The station began operations on September 15, 1963, as KJFL-TV, a free-standing local independent station owned by Jeter Telecasting;[3] it went off the air after its facilities were destroyed in a February 1964 fire,[4] and the station was sold, rebuilt and returned to the air on September 9, 1965, as KREZ-TV, a satellite of CBS affiliate KREX-TV (channel 5) in Grand Junction, Colorado.[5] KREZ operated as such for nearly 30 years (with many attempts at regional news along the way) before being sold to Davenport, Iowa-based Lee Enterprises and becoming a KRQE satellite in 1995.[6]
In 1998, Lee Enterprises rebranded the combination of KRQE, KREZ-TV, and KBIM-TV as "CBS Southwest" and revamped the Durango and Roswell stations' news services to produce inserts into KRQE's early evening newscasts.[7] Two years later, Lee would exit broadcasting and sell KRQE, KREZ-TV, KBIM-TV, and most of its other television properties to Emmis Communications; in 2005, Emmis, in its own exit from television, sold its New Mexico outlets to LIN TV Corporation.
A deal to sell KREZ to Native American Broadcasting, LLC was reached in April 2011;[8] upon the sale's completion, KREZ was to become a full-scale independent station (with plans for extensive local programming), and change its call letters to KSWZ-TV.[9] However, the sale was never finalized, and KREZ remains a KRQE satellite.
On March 21, 2014, it was announced that Media General would acquire LIN.[10] The merger was completed on December 19.[11] Just over a year later, on January 27, 2016, it was announced that the Nexstar Broadcasting Group would buy Media General for $4.6 billion. After selling then-Fox affiliate KASA-TV to Ramar Communications, KRQE and its satellites became part of "Nexstar Media Group."[12] The sale was completed on January 17, 2017, reuniting KREZ with former parent station KREX.[13]

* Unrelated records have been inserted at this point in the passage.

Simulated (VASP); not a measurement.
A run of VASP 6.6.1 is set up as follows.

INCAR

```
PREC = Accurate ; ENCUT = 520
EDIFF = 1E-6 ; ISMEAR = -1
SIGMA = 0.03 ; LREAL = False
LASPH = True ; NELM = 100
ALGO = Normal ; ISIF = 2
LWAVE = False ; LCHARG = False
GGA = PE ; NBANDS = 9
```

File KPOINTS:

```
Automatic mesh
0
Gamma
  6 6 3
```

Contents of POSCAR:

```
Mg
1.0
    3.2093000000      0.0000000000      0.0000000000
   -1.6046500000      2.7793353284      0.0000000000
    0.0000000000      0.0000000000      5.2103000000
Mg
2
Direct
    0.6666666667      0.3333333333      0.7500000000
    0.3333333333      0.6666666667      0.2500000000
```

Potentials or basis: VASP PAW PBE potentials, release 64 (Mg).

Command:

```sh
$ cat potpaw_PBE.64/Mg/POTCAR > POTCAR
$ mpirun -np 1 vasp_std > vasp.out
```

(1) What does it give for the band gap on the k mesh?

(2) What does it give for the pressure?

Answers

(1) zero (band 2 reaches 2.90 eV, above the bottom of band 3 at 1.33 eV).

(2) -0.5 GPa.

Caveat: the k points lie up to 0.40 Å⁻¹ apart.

The station's signal is multiplexed:
KREZ-TV shut down its analog signal, over VHF channel 6, on June 12, 2009, the official date on which full-power television stations in the United States transitioned from analog to digital broadcasts under federal mandate. The station's digital signal remained on its pre-transition UHF channel 15,[15] using virtual channel 6.